In a chat on the Signal messaging app involving Secretary of Defense Pete Hegseth, National Security Adviser Mike Waltz, CIA Director John Ratcliffe, Director of National Intelligence Tulsi Gabbard, Secretary of State Marco Rubio, and Vice President JD Vance, among others, the presence of The Atlantic’s editor went unnoticed until he revealed the information himself in an article published in March.
Since that time reporting and investigations into what the media dubbed SignalGate have covered questions about security and whether other national security discussions have taken place on messaging apps, as the President Donald Trump and his administration have downplayed the significance of the breach.
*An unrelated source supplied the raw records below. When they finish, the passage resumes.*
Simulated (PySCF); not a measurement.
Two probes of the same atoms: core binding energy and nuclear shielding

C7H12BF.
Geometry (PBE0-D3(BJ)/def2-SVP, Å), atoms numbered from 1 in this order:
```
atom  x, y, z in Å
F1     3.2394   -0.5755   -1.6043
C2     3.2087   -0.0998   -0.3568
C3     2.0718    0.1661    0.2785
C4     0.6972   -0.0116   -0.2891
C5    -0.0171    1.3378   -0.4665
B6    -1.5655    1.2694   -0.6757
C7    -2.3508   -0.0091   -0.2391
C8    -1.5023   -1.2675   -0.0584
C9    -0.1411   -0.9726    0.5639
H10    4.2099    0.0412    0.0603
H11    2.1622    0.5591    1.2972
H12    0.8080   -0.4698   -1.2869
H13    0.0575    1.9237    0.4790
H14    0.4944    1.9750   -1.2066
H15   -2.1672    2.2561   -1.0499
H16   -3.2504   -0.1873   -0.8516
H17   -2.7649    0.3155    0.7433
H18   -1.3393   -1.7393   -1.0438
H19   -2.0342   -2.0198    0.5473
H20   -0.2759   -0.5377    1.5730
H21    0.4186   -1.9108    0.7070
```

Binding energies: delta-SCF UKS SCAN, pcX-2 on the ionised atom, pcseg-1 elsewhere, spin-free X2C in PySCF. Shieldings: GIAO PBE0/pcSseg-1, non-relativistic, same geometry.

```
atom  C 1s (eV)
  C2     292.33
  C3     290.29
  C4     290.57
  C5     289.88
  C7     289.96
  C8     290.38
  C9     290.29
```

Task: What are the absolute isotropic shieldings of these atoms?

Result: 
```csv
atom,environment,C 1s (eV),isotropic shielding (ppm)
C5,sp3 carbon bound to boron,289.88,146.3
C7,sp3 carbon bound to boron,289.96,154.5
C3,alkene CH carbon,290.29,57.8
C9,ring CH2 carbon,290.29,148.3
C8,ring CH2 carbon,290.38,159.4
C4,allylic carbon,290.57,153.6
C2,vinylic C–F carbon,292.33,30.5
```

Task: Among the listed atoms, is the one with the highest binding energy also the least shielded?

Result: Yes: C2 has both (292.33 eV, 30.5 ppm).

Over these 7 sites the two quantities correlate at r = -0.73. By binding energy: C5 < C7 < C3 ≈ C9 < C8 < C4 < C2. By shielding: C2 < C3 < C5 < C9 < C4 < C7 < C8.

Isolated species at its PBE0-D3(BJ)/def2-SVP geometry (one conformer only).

On Sunday, in an exclusive report, The Guardian revealed via sources how it all happened in the first place. Calling it an “extraordinary twist,” the report explains it was an erroneous contact update after an email from Goldberg regarding another negative article about Trump was forwarded to, and then texted by, then-Trump spokesperson Brian Hughes, now NSC spox:
According to three people briefed on the internal investigation, Goldberg had emailed the campaign about a story that criticized Trump for his attitude towards wounded service members. To push back against the story, the campaign enlisted the help of Waltz, their national security surrogate.
Goldberg’s email was forwarded to then Trump spokesperson Brian Hughes, who then copied and pasted the content of the email – including the signature block with Goldberg’s phone number – into a text message that he sent to Waltz, so that he could be briefed on the forthcoming story.
Waltz did not ultimately call Goldberg, the people said, but in an extraordinary twist, inadvertently ended up saving Goldberg’s number in his iPhone – under the contact card for Hughes, now the spokesperson for the national security council.
The Guardian writes that, “according to the White House, the number was erroneously saved during a ‘contact suggestion update’ by Waltz’s iPhone, which one person described as the function where an iPhone algorithm adds a previously unknown number to an existing contact that it detects may be related.”
An email from a member of the media about a story was forwarded from the campaign to a spokesperson, who copied and pasted the content of the email into a text to Waltz, and Waltz accidentally saved the phone number from the original email as the contact info for Hughes, and got added to the chat by the phone number.
Although Signal identified Goldberg as “JG” despite Waltz’s phone contacts, no one noticed.
CBS adds that Waltz texted and called Hughes at his correct phone number several times in between the erroneous contacts update and the invitation to the secret chat group, but with both numbers saved for the contact, it was the second, incorrect one that was invited to the group.